Tuesday, February 21 2012
Ai-Media launches new Ai-Live™ 3.2 internet captioning service for education and work.
Disability services innovator Ai-Media has launched a new version of its breakthrough “Ai-Live™” internet captioning service to better assist people with a disability in education and the workplace.
Ai-Live™, which was introduced in 2010, uses internet technology to caption lessons and conversations in classrooms and meetings. It sends the captions with only a few seconds’ delay direct to individual users’ laptops and tablets in the originating classroom or meeting room.
The new Ai-Live™ 3.2 has added improved on-screen graphics; Web Content Accessibility Guideline 2.0 (WCAG 2.0) features, colours that are optimised for colour blindness, and new displays designed for iPads and tablets.
Ai-Media’s CEO Tony Abrahams said: “Ai-Live™ 3.2 is our response to users’ feedback from our pilots in schools, universities, workplaces and conferences, and it makes the service easier to use and even more accessible.”
At the recent launch of Ai-Live™ 3.2 in Sydney, Rania Saab, a hearing impaired family law solicitor said Ai-Live™ had transformed her working life. She started using Ai-Live™ in 2011.
Ms Saab said: “I predominantly use Ai-Live™ for mediation. If we are face-to-face, I can lip-read and generally follow the conversation, but sometimes people have telephone mediation and that is where I use Ai-Live™. I also use it for meetings, particularly large meetings and more recently, I have been using it at court as well. A service like Ai-Live™ can assist access to justice for many people.”
Mr Abrahams said: “With services like Ai-Live™, the tools are available now to allow many people with disabilities such as hearing impairment access to the services they need to participate in the workplace. The key challenge is to develop sustainable, innovative funding models for services that help workers with a disability become more productive. The return to the community and overall economic benefit would be many times the initial outlay for the workplace support."

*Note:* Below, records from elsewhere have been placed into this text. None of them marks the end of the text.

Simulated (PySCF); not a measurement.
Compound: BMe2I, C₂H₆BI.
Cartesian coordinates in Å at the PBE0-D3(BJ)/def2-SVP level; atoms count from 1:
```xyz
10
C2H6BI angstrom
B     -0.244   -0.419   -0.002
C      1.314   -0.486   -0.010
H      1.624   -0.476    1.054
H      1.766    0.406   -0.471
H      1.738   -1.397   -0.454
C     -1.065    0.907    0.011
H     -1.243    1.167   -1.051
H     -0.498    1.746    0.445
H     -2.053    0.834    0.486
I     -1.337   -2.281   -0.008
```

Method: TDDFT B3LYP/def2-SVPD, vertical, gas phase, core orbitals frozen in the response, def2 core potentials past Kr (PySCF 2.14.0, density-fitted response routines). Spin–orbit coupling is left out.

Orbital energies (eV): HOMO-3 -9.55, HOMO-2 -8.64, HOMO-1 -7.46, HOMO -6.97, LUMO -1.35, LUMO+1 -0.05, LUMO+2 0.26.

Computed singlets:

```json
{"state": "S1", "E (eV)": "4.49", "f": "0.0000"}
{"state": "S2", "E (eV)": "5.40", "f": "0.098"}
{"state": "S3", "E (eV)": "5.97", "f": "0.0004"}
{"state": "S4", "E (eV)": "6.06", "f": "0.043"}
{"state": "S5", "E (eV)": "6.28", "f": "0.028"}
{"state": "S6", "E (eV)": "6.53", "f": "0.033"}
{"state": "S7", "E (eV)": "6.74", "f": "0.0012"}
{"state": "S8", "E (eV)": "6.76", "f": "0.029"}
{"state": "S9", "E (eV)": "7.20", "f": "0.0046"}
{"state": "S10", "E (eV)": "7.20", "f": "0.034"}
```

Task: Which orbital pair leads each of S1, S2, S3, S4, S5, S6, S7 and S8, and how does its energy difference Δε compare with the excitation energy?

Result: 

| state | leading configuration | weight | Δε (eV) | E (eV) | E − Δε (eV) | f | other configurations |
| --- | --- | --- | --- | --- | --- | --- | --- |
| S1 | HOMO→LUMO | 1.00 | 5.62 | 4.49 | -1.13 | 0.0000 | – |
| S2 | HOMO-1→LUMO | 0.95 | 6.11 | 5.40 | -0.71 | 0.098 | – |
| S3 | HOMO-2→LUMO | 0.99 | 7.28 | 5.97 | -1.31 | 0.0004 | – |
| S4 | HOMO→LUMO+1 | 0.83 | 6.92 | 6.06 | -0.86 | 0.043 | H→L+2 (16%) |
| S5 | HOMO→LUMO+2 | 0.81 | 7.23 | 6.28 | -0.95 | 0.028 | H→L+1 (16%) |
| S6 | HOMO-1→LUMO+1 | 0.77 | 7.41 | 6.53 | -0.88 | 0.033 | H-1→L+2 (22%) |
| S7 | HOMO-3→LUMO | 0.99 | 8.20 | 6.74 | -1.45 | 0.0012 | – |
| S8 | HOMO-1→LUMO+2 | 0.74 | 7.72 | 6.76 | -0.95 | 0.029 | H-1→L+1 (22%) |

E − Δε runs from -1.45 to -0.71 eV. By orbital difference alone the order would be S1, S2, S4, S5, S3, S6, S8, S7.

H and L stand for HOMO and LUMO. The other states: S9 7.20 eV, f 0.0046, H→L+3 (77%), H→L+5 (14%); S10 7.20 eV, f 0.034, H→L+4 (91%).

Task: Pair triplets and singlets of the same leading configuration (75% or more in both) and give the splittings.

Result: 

Mr Abrahams continued “This is the logic behind the National Disability Insurance Scheme (NDIS) proposal, which will transform the way funding operates in Australia, and enable people with disabilities access to individually tailored solutions with an approved service provider of their choice.
We have 800,000 Australians on disability support pensions at the moment, many out of work because they don't have the access to services they need to participate. That costs the community on many fronts: the cost of disability support pensions, lost taxes, forgone revenue, and the lost opportunity of increased workforce participation. We believe that as a community we need to take a stand to say, we need to prioritise the NDIS and not wait for a budget surplus.”
Mr Abrahams said the release this week of the Gonski Report on Australia’s funding for schools highlighted the need for more funding for students with a disability. “The better educated you are, the more productive you will be in the wider economy,” Mr Abrahams said, “Services such as Ai-Live™ can play a significant role in lifting education outcomes.”